That last sentence means precisely nothing. Of course “security does not allow this.” In other words, we in the IDF can make Palestinian businessmen’s lives a living hell. We’re not accountable to anyone. We don’t have to explain ourselves to anyone. We don’t have to give you a reason for our onerous regulations other than “security requires it.”
The Conference of President’s Daily Alert, the hasbaraniks’ Bible, touts this story probably because of its headline. I doubt the staff who put the Alert together bothered to read the rest of it, which doesn’t flatter their pro-Occupation point of view.
Bill Moyer’s former PBS show, NOW, gets in on the “economic miracle” act by touting the supposed rennaissance in Jenin. The copy promoting the show is absolutely breathless in promoting Tony Blair’s work in bringing shiny new economic development to the West Bank:
Once one of the most dangerous and violent cities in the West Bank, Jenin was the scene of frequent battles between the Israeli military and Palestinian fighters, and the hometown of more than two dozen suicide bombers.
Today, however, there’s been a huge turnaround. Jenin is now the center of an international effort to build a safe and economically prosperous Palestinian state from the ground up. On Jenin’s streets today, there’s a brand new professional security force loyal to the Palestinian Authority and funded in part by the United States. But can the modest success in Jenin be replicated throughout the West Bank, or will the effort collapse under the intense political pressure from all sides?
Next week’s show should tell you a great deal about how it’s quality has eroded since Moyer left:
Next week NOW on PBS reports from inside the Israeli Defense Force to get the Israeli perspective on peace in the Middle East.
From the looks of it, NOW’s producer has just gotten back from one of those all-expenses-paid Israel junkets put together by the Israel lobby.
In one of those strange coincidences that prove the media is nothing but a big echo chamber, it appears that NPR beat Bronner to the punch in writing about the supposed economic revival of Nablus. The two separate articles appear to follow virtually the same story line and adopt the same thrust praising Israel for its willingness to ease up on Palestinians and allow their economy to resuscitate.
In the midst of the cheerleading, reporter Peter Kenyon does manage to interview someone who sees things clearly:
…For veteran Palestinian activists such as Hussam Khader, who works on behalf of refugees, there is a certain resentment that simple pleasures of daily life that many people take for granted come to Nablus in the guise of a gift from Israel.
“Israel tried to show the international community there is a ‘good occupation.’ But for us, occupation is occupation. Without real independence in an independent state, the occupation will continue as an occupation,” he says.
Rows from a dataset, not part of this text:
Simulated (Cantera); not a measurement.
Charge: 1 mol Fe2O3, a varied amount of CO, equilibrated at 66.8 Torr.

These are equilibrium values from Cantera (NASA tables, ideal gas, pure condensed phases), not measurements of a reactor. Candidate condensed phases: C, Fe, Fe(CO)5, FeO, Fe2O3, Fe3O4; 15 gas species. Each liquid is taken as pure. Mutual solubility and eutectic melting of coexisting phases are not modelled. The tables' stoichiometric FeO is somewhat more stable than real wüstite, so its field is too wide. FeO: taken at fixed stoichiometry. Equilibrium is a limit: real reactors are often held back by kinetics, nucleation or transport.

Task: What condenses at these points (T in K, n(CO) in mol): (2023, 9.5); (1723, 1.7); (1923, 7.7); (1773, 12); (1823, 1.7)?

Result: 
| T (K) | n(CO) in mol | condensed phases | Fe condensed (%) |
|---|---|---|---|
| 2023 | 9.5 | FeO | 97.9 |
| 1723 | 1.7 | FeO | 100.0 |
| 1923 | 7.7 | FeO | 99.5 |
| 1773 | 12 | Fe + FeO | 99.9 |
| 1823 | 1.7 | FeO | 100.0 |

But for now, Palestinians are taking advantage of today’s freedoms while keeping a worried eye on what the future may hold.
Israel Policy Forum’s The Pulse even manages to quote Bibi’s favorite shmate, Yisrael HaYom in touting economic miracles on the West Bank. Must you, IPF, quote a newspaper owned by Sheldon Adelson??
Middle East Progress features an article touting a project sponsored by Clinton’s Global Initiative Fund, which would provide insurance to Palestinian entrepreneurs if their business was adversely impacted by political/military turmoil related to the conflict. While perhaps a useful stopgap measure, it seems a palliative compared to what is really needed–a real peace that would free up the economies on both sides to run wide open.
Israel definitely wants the world to know that the IMF projects economic growth of 7% in the Palestinian economy. But considering the battering that this economy has taken over the years and Israel’s ongoing efforts to prevent development, 7% doesn’t appear so miraculous a number.
A similar Jerusalem Post article fits into the hasbara mode even more neatly.
In short, there are no substitutes for peace. And peace will not come from opening new movie theaters or department stores. It will come only after the hard compromises are made on both sides. Till then, the economic miracle meme is only slightly more substantial than fluff.
I still don’t feel safe from police, 38 years after being hit three times in the back with billy clubs for sitting in a Washington DC street attempting to “shut the city down for a day”.
Palestinians will likely not feel safe 2 1/2 years after Gaza (rationally).
Israelis don’t feel safe now (only 6 months after shelling of Israeli civilians resumed following the cessation of the formal cease-fire with Gaza) – rationally.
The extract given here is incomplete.